To me it's a meal that makes me feel warm inside, comforted, loved, appreciated. Not necessarily something I've cooked myself since it usually feels a lot better if it's from someone else. And it's usually something that I've eaten before since eating it again brings back memories.

For my husband, one of the meals I make that he considers soul food is a beef stew that simmers in the oven for a couple of hours with the smells permeating the apartment and I'm sure several other apartments above and next to us.

Angel's Beef Stew

1/2 kilo of lean beef cut thin. I pick mine up at the Vietnamese market since I know the meat is lean since it's from the front leg.
3 large carrots, peeled and sliced into 1/2 in. chunks
2 large stalks of celery, chopped into 1/2 in. chunks
2 large onions, peeled and cut into 1 in. chunks
1 head of garlic, peeled & roughly crushed with the flat side of my knife
3 tbsp extra light olive oil
5 large potatoes, peeled and cut into 1 in. chunks
3/4 liter of beef broth, low sodium brand
1 large tomato, seeded & cut into chunks (optional)
100 ml of tomato sauce or ketchup if all else fails
generous pinches of fresh ground pepper, kosher salt
generous pinches of dried oregano, thyme
1 tbsp of sweet paprika sprinkled over the potatoes
1 cup of brown flour *

In a large pot that can go from stovetop to oven over high heat; put the onion, garlic and celery. Stir and cook for a few minutes or until the oil disappears. In small amounts so the vegetables can caramelize, add some beef stock to keep everything from burning. Bring the heat down to med/high and continue to stir until the onions begin to be transparent. Add pepper, salt & herbs.
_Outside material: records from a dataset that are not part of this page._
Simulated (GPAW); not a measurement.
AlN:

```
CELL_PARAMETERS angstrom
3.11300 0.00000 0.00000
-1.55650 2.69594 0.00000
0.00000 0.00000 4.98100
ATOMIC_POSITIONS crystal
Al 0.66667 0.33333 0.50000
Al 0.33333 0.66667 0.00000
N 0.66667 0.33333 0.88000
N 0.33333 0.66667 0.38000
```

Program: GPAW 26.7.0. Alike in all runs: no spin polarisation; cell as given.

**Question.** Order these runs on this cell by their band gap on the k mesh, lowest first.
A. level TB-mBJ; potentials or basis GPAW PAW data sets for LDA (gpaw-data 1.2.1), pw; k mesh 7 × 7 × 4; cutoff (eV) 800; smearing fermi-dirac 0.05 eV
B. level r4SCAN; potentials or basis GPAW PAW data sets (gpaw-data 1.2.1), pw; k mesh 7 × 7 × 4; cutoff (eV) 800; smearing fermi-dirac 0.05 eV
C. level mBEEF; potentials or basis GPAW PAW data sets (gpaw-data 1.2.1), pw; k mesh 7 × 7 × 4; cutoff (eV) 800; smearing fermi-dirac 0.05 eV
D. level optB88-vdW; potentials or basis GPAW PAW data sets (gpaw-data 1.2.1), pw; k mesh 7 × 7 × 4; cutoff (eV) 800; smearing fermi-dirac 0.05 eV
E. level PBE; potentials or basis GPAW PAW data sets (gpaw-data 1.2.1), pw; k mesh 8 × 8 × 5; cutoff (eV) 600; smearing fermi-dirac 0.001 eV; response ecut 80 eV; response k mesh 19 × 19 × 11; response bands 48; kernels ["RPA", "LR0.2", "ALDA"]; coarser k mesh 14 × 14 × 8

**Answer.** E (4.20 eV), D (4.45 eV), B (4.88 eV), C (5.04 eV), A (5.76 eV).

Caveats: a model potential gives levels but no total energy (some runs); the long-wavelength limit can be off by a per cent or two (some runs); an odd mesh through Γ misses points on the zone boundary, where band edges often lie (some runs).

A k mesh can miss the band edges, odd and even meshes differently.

Add 1/3 cup of beefstock and start putting in your meat that's been dredged in the brown flour to the pot. Stir occasionally to keep things cooking evenly. Once the meat is done, should only take a couple of minutes. Add the carrots, the rest of the beefstock, tomato sauce and potatoes which have been dredged in leftover brown flour. If your pot doesn't seal well, put a sheet of aluminum foil over the pot and cover with the lid. This should create a tighter fit.

Put in a 375*F oven for 90 minutes. At the one hour mark, take stew out of the oven, stir it up to make sure that the vegetables all get equal time in the sauce. Put it back in for another 30 minutes. At the end of the 90 minutes, if the sauce is too thin, take the foil off and put the stew pot back in the oven with no lid for 15 minutes. This will thicken the sauce.

This makes enough stew for 2 hungry people over a 2 day period. It tastes even better reheated! Bon appetit

Brown Flour recipe
You will need:
a cast iron frying pan
your oven set on broil
1 cup of plain white flour

Put the flour in the cast iron frying pan, spread it out evenly and put it on the bottom rack of your oven with the broiler on. Keep an eye on it since the flour will begin to brown. Take it out every few minutes and stir up the flour so the browned parts mix in, level it off again and return to broiler. Keep doing this until the flour gets a rich tan/brown color after it's been mixed. Don't walk away from making brown flour or you will end up with black flour which is not very tasty.
The resulting brown flour can be used for thickening sauces and dredging meats instead of using the commercial preparations which are loaded with salt.